Wednesday, 5 January 2022

Feature Interviews - Some Thoughts

I've been thinking on my interview skills of late having spoken with a variety of people all over the world whether it's for a publication or my book research. Generally interviews for me are easy to plan except where when that person has put together a biographical piece. Case in point I revisited two of my video interviews - Matthew Polly (author of 'Bruce Lee; A Life') and Kevin Derek (writer/director 'More than Miyagi'; The Pat Morita Story') What do these two have in common? Both their works (book and film) are biographies of larger than life personalities. It's here where my interview approach is altered. 

When Matthew's book was released interviewers mainly asked him about Bruce Lee. This was understandable to a point after all some forty plus years after his death we are still fascinated with the man (and the myth) of Bruce Lee. I noticed this recently when Kevin Derek's biopic documentary about Pat Morita came out. Interviewers wanted to know what these personalities were like, their ups, their downs and of course some juicy little tit bits of detail that perhaps we might not have known about before. I found this somewhat puzzling, after all if you want to know about these men then read the book or watch the film. I rarely heard any of them asked about their journey, the painstaking research, and how in these deep dives their view of the person is changed. After all interviews surely are more about the person sitting in front of you, a little less about the subject of their art. In prepping for my chats with Matthew and Kevin this was the approach I took. 

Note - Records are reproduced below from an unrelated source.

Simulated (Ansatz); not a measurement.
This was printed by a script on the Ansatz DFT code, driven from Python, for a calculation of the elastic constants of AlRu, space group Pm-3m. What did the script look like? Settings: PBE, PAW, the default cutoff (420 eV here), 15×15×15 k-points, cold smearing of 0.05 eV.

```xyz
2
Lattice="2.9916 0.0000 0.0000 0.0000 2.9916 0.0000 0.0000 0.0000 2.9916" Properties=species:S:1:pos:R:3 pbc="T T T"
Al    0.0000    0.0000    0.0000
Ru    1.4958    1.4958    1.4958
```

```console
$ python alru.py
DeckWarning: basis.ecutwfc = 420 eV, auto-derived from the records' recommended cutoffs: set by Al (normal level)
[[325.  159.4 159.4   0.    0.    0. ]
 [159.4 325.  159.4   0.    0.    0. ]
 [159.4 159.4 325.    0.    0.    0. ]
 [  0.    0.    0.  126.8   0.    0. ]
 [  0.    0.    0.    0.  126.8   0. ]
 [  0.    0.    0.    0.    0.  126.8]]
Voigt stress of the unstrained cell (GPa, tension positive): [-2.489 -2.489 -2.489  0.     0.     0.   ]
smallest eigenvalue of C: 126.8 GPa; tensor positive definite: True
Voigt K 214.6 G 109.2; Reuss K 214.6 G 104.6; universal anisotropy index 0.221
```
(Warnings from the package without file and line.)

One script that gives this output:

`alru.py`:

For me the interviewee is the story, and so questions should reflect on telling their story. I asked both Matthew and Kevin how they felt about their respective subjects, their feelings, perceptions (sometimes other people's perceptions), and about putting together their respective works of art. Their journey is a vital part of the story and so questions should chart that journey. I would then conclude with how that journey affected them, in both cases whether there views on the person whose life story they told had changed. From a personal perspective I find the most fascinating stories in this kind of questioning but in keeping the focus on them I get a more emotional and authentic response. It's something I feel holds a reader's or viewer's attention.

I always keep in mind in interviews, the story is about your subject, not you or the person they're talking about. This, in my mind is the essence of building a legacy piece people will revisit repeatedly years from now.